OSU-NLP-Group/MagicBrush

Reproduce Evaluation Results (Table 2)

BennoKrojer opened this issue · 6 comments

Hi!

I am currently reproducing your evaluation and have a question about Table 2 "single turn" setting.
Does single turn mean you only evaluate the first turn or does it mean you evaluate all turns but with ground truth input?

Example:
[
{
"input": "242679-input.png",
"mask": "242679-mask1.png",
"output": "242679-output1.png",
"instruction": "Put a cat on the seat."
},
{
"input": "368667-input.png",
"mask": "368667-mask1.png",
"output": "368667-output1.png",
"instruction": "Have there be a stream running through the field"
},
{
"input": "368667-output1.png",
"mask": "368667-mask2.png",
"output": "368667-output2.png",
"instruction": "Add a giraffe in the field"
},

Would you ignore the last entry in your evaluation?

When I run the evaluation script, it says:
Final turn CLIP-I: 0.910077734751122
All turn CLIP-I: 0.9074493353409872

But it doesn't mention single turn.

Do you have the exact script that would lead to the single turn numbers of the MagicBrush model?

Thanks a lot,
Benno

Since I don't care about the "iter_" setting, I only generated the "inde_" examples and ran your script on these, expecting to somewhere see the numbers from the paper in the output metrics but they were off by a little.

Hi, thanks for your question.

Does single turn mean you only evaluate the first turn or does it mean you evaluate all turns but with ground truth input?

-> all turns bu with ground truh input.

Do you have the exact script that would lead to the single turn numbers of the MagicBrush model?

-> In eval_script, we have the single turn numbers.

But it doesn't mention single turn.
-> All turn CLIP-I actually means all the single turns with ground truth input. Sorry about the mismatch :)
Usually, you would expect the numbers of all turns (single turn) be higher than the final turn (multi turn).

Thank you! That should work

@drogozhang Could you share the generative images from other methods (open-edit, vegan-clip, and so on) in Table 2? We want to calculate the clip direction loss. Or would you mind adding clip direction loss to Table 2? Thx a lot.

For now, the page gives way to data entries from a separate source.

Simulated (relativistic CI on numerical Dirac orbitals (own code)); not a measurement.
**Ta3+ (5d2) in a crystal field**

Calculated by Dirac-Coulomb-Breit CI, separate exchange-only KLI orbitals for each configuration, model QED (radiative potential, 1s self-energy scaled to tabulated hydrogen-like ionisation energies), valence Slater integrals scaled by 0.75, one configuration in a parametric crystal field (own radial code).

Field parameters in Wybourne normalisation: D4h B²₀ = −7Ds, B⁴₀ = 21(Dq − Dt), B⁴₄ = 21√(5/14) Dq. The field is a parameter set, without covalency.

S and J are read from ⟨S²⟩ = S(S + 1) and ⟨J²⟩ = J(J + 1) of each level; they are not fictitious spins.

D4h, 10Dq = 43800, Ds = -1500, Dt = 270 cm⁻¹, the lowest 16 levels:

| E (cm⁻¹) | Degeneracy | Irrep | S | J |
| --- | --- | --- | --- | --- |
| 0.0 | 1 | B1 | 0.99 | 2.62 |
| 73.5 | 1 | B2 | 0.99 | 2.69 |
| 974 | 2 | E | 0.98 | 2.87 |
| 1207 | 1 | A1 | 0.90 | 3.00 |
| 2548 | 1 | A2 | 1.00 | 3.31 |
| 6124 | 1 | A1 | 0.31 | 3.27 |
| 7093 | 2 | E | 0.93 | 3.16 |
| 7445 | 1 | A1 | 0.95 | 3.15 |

The EmuEdit authors also use the MagicBrush Test Set in their Table 2. However, their score is very different from yours. For example, InstructPix2Pix has a Dino score of 0.767 on their paper, whereas its score is 0.6463 on your paper. Could you tell me why this happens? Thx a lot.

Hi, I didn't save these images, I think you can generate them with the provided checkpoint.

For EmuEdit, I don't know too much details but I guess they re-train the models with our data with better training hyper-parameters. OR they use SDXL-InstructPix2Pix.

get it. thx a lot.